# Stir-fry Si Gua (Luffa) & Prawns



## Kaixin (May 16, 2008)

*Ingredients*: 1 Large Si Gua, ½ kg of prawns.

*Seasoning:* 2 pieces of ginger, 1 tablespoon of oil, a little salt (to taste).

*Preparation:* peel off the Si Gua skin and slice down the centre to halve. Then slice each of the halves down the centre. Chop the strips into 2cm lengths (approx). Clean and wash the prawns.

*Cooking:* heat the wok, put oil in, put ginger in, stir-fry until the ginger gives off aroma, put the prawns in, stir-fry for around five minutes. Put the salt in to taste. Remove the prawns and put on a plate. Put more oil intp the wok, put Si Gua in, stir-fry for around 4 minutes, put salt in to taste. Put the prawns back into the wok, stir-fry 2 minutes. Take out and put in the serving dish. Well done. Now can eat. Hao chi.


----------



## Finmar001 (May 19, 2008)

Have you ever tried prawns Provencale


----------



## Kaixin (May 24, 2008)

xie xie (thank you), Dave Hutchins, my best wishes for you also. 

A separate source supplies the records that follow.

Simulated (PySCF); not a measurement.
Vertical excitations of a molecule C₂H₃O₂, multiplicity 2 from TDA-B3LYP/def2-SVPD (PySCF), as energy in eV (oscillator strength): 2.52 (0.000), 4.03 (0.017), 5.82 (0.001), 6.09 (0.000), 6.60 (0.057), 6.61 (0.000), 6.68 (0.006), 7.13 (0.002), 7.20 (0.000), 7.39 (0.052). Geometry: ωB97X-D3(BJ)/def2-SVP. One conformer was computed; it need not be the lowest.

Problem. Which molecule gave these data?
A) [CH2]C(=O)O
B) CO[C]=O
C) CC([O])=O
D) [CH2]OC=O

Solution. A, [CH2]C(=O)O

Finmar001 - I just bought a kilo of prawns yesterday - from a new source of inexpensive and good prawns - so I would like to see your recipe for prawns provencale, thank you

Xiaosui


----------



## Finmar001 (May 25, 2008)

Kaixin said:


> xie xie (thank you), Dave Hutchins, my best wishes for you also.
> 
> Finmar001 - I just bought a kilo of prawns yesterday - from a new source of inexpensive and good prawns - so I would like to see your recipe for prawns provencale, thank you
> 
> Xiaosui


 
I have a blog called Cooking-Healthy.
I have put the recipe.

The link is:

Cooking Healthy: Prawns provencale


----------



## Kaixin (May 25, 2008)

xie xie (pronounced, share share)

Xiaosui


----------